Hong Kong’s Controversial Apple Daily Shuttered After 26 Years
Apple Daily, once one of Hong Kong’s best-selling newspapers, issued its last printed edition Thursday, marking the end of a 26-year run as the paper’s finances and staff came under increasing pressure over alleged violations of the region’s new national security rules.
The board of parent company Next Digital Ltd. (00282.HK), owned by media tycoon Jimmy Lai, announced the paper’s closure Wednesday, according to state-run broadcaster CCTV. Its website also stopped operating.

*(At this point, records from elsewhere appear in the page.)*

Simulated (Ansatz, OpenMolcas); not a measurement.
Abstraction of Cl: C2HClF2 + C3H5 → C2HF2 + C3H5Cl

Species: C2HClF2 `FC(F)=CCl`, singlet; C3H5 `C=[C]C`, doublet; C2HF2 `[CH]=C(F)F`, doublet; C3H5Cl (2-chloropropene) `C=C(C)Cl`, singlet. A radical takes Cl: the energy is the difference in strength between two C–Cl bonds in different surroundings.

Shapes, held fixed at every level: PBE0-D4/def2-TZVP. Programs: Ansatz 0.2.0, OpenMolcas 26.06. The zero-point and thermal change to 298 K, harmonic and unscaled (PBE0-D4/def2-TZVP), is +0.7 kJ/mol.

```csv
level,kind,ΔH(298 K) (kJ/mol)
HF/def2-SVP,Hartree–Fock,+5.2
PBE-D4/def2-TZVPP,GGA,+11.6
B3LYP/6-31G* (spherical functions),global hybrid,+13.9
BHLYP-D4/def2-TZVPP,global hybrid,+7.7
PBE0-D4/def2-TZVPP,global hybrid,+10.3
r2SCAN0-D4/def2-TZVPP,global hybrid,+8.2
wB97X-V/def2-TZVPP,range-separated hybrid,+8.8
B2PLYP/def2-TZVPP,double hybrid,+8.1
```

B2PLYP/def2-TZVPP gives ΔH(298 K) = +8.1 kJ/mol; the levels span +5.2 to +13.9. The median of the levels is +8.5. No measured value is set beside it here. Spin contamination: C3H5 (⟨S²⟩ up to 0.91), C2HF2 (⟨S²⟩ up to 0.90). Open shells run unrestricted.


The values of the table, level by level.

Taiwan’s Apple Daily — its sister publication — issued a final printed edition on May 17 after 18 years. Next Magazine, an entertainment magazine owned by Next Digital, announced Wednesday that it’ll cease operations.
Founded in June 1995, the paper had been circulating in Hong Kong for 26 years, with branches in Taiwan and North America. Its print version featured large colorful graphics and sensational stories. The paper vocally supported the anti-government protest movement which emerged in the city in 2019.
In August last year, local police arrested Lai on suspicion of colluding with foreign forces to endanger national security. They also detained his two sons and four senior executives at Next Digital and Apple Daily.
In April, Lai was convicted of organizing and participating in illegal assemblies in August 2019. His appeal of this conviction is pending.
On June 17 police arrested another five senior Next Digital and Apple Daily executives. Most were accused of violating the National Security Law that came into effect in June 2020. The same day, Apple Daily’s newsroom was searched by police, who reportedly seized hard drives and computers.
Apple Daily has said its bank account and that of Next Digital were frozen last week on the order of the city’s police and security bureau. The paper said it would have to cease operations if the accounts were not unlocked — which they haven’t been yet.
Hong Kong Chief Executive Carrie Lam said Tuesday that the recent actions taken by the city’s police and security bureau against companies such as Apple Daily were in accordance with the national security law, the state-run Xinhua News Agency reported.
The government will strictly enforce the National Security Law and punish those who violate it, Lam said.
As one of the city’s highest circulation paid newspapers, Apple Daily triggered a price war in the local industry after it set its newsstand price at a low HK$2 ($0.26) per copy in the first month of its launch. Multiple newspapers collapsed amid the price war, including TV Daily and Hong Kong United Daily.
According to the most recent data released by Next Digital, the paper’s daily average circulation was 86,189 from April 2020 to September, down 5.58% year-on-year. It said in a Wednesday statement that it would print 1 million copies for its final edition. Trading of Next Digital’s shares has been suspended since June 17, and its stock price stands at HK$0.29 per share.